[Geoserver-devel] more on improving test times

Hi all,

A while back I sent an email about the state of GeoServer testing, and how at current the full unit test suite takes a lot of time to run. Here is the email for reference.

http://www.mail-archive.com/geoserver-devel@anonymised.comceforge.net/msg17055.html

I have been pushing on some of the ideas there and started a proposal which can be found here:

http://geoserver.org/display/GEOS/GSIP+80±+Testing+Overhaul

By no means is the proposal in a complete state but I thought it would be beneficial to have something to help focus discussion around.

Feedback welcome. I hope to bring it up as a topic of discussion at the bi-weekly skype meeting but understand it is pretty short notice for people to review before then.

-Justin


Justin Deoliveira
OpenGeo - http://opengeo.org
Enterprise support for open source geospatial.

On Mon, Sep 17, 2012 at 5:10 AM, Justin Deoliveira <jdeolive@anonymised.com> wrote:

Hi all,

A while back I sent an email about the state of GeoServer testing, and how at current the full unit test suite takes a lot of time to run. Here is the email for reference.

http://www.mail-archive.com/geoserver-devel@lists.sourceforge.net/msg17055.html

I have been pushing on some of the ideas there and started a proposal which can be found here:

http://geoserver.org/display/GEOS/GSIP+80±+Testing+Overhaul

By no means is the proposal in a complete state but I thought it would be beneficial to have something to help focus discussion around.

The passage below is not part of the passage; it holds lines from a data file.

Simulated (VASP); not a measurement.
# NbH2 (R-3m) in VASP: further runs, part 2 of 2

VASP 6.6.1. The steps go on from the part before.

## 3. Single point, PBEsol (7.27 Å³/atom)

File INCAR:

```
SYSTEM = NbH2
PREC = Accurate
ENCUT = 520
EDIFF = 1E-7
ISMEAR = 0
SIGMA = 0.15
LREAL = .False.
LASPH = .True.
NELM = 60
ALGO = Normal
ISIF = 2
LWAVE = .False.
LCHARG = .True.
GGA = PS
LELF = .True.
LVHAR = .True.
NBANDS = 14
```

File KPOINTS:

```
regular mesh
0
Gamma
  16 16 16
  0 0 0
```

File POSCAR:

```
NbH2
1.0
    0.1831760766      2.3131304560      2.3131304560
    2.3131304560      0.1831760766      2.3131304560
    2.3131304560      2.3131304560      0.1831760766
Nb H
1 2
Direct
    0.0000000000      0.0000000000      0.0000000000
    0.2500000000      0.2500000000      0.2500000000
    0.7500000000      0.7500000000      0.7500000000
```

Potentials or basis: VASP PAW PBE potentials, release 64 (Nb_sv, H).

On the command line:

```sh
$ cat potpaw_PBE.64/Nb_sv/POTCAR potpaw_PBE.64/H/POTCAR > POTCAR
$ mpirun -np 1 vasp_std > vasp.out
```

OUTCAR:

Feedback welcome. I hope to bring it up as a topic of discussion at the bi-weekly skype meeting but understand it is pretty short notice for people to review before then.

Hi,
had a quick look, wow, long proposal.

Random remarks:

  • generally speaking it’s looking good
  • even when running tests that do not alter the configuration during their execution
    we often add in the one time setup some extra layer, so I’m not sure how these
    would play against the idea of sharing tests in the same group
  • how would MockTest work, would it just fill an in memory catalog without
    any writing on disk?
  • either JUnit4 and TestNG work for me, I’m happy to use their extra when I need them
    and grumpy that I have to write more code to use them in the normal case
    (having to write the annotations instead of using name based conventions, add the static import)
    Wondering if we could have the base class extend Assert so that we don’t have to
    statically import it all the time? :-p
  • about tests modifying the data (as opposed to the configuration) un-doing the changes may
    be difficult, we would need some way to tell the mock setup to re-copy the data over and
    then force a “reset” of the resource pool
  • similarly for tests that do modify the configuration, it would be handy to have some way
    to tell the test setup to copy over the original configuration and just force a reload
  • about figuring out the coverage structure without having to open it… seems rather
    hard, wondering if we can get more mileage by asking tests to declare which data
    they do want, since most tests only use a handful of layers?
    There should still be a way to get the current default setup, just not by default

About the tests having to manually undo what they modified I have some concerns
in terms of broken builds, a developer might forget to do some of the rollbacks and
if different test classes end up sharing the same setup we might see OS/file system
dependent failures due to the different order in which the tests are running.
An approach we could consider is to use catalog/configuration/transaction listeners
to automatically mark resources that have been modified and roll them back
to their original state (not sure if it’s 100% feasible, but at least part of it could).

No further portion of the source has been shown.